Manufacturing AUTOMATION

Report: Canadian manufacturing sector contracts in April

May 2, 2024
By Manufacturing AUTOMATION/ S&P Global Canada Manufacturing

The seasonally adjusted S&P Global Canada Manufacturing Purchasing Managers’ IndexTM (PMI) showed a marginal rate of contraction in April, registering at 49.4. Signalling another deterioration in operating conditions, the number was slightly down from March’s 49.8 and at a three-month low.

Commenting on the latest survey results, Paul Smith, Economics director at S&P Global Market Intelligence said, “April’s survey data revealed another relatively subdued performance of Canada’s manufacturing sector, with both output and new orders both falling since March – and perhaps most disappointedly at slightly faster rates. This led firms to again cut their buying activity, and focus on the utilisation of existing inventory, which several panellists noted remain too high.”

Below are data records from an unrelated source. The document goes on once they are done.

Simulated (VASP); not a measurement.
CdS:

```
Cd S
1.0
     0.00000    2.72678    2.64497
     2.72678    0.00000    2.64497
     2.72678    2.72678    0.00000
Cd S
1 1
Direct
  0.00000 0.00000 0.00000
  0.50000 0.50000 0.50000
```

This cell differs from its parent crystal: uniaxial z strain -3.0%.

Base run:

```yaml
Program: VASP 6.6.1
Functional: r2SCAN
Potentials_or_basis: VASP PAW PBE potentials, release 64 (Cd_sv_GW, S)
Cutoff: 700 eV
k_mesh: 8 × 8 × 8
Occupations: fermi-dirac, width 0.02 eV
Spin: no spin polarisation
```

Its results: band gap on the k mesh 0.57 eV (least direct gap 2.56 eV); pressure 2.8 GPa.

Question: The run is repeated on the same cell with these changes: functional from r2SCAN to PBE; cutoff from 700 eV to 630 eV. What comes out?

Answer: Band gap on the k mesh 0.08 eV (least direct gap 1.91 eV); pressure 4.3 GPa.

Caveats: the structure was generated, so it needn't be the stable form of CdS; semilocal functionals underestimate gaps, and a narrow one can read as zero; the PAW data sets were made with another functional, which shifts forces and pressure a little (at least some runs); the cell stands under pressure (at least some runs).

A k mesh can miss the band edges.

The performance of Canada’s manufacturing economy continued to worsen in April as output and new orders both fell again. Firms cut their purchasing activity in response and sought to use inventories instead. However, efforts to keep on top of workloads led to some marginal employment growth as manufacturers retained some confidence in the outlook. Price indices both shifted upwards in April.

Output volumes declined during in April for a ninth successive month as lower sales again led firms to reduce their production levels. New orders fell for a fourteenth successive month. Although modest, the decline was the steepest since January amid reports that high prices and soft market demand were weighing on sales. Weak underlying global demand was also reported to have led to a reduction in new export orders during April, extending the current downturn to eight months. The rate of contraction was also marked and the steepest since January.


Manufacturers were understandably reticent when it came to input buying, instead signalling a continued preference to utilise existing inventory wherever possible. Overall, purchasing activity declined for a twenty-first month in a row, though only slightly. Meanwhile, stocks fell again but only modestly and to the weakest degree since January.

In contrast, firms took on additional staff for a third month in a row. The marginal increase in employment reflected efforts to keep on top of workloads, and firms were broadly successful in this regard as backlogs of work declined again. It was the twenty-first successive month in which backlogs have fallen, with the latest reduction marked.

Meanwhile, the time taken for inputs to arrive at Canadian manufacturers lengthened in April for a fourth month in a row. The modest worsening of delivery performance reflected stock shortages at suppliers and ongoing logistical challenges, especially on shipping routes.

Suppliers were also reported to have raised their prices, and this helped to explain another round of input cost inflation in April. Overall, it was the eleventh successive month that an increase in input prices has been registered, and inflation in April was the highest recorded by the survey since last November. Manufacturers responded by increasing their own charges again, in line with a trend that now extends to nearly four years. The rate of inflation was however modest amid reports that competitive market pressures had limited pricing power.

Finally, manufacturers retained confidence in the outlook, and typically expect to see output rise from present levels in the coming 12 months. Sales volumes are forecast to rise amid hopes of a pickup in demand. However, sentiment remains below trend despite improving to a three-month high. There are concerns amongst the survey panel that high interest rates will continue to weigh on market activity.

“Inflation rates are also frustratingly sticky, with supply-side delays noted as a factor pushing up input costs. However, manufacturers’ pricing power is being limited by market competition and subdued demand. Firms are subsequently looking to the Bank of Canada to ease interest rates soon given elevated borrowing costs remain a key factor weighing on the outlook,” noted Smith.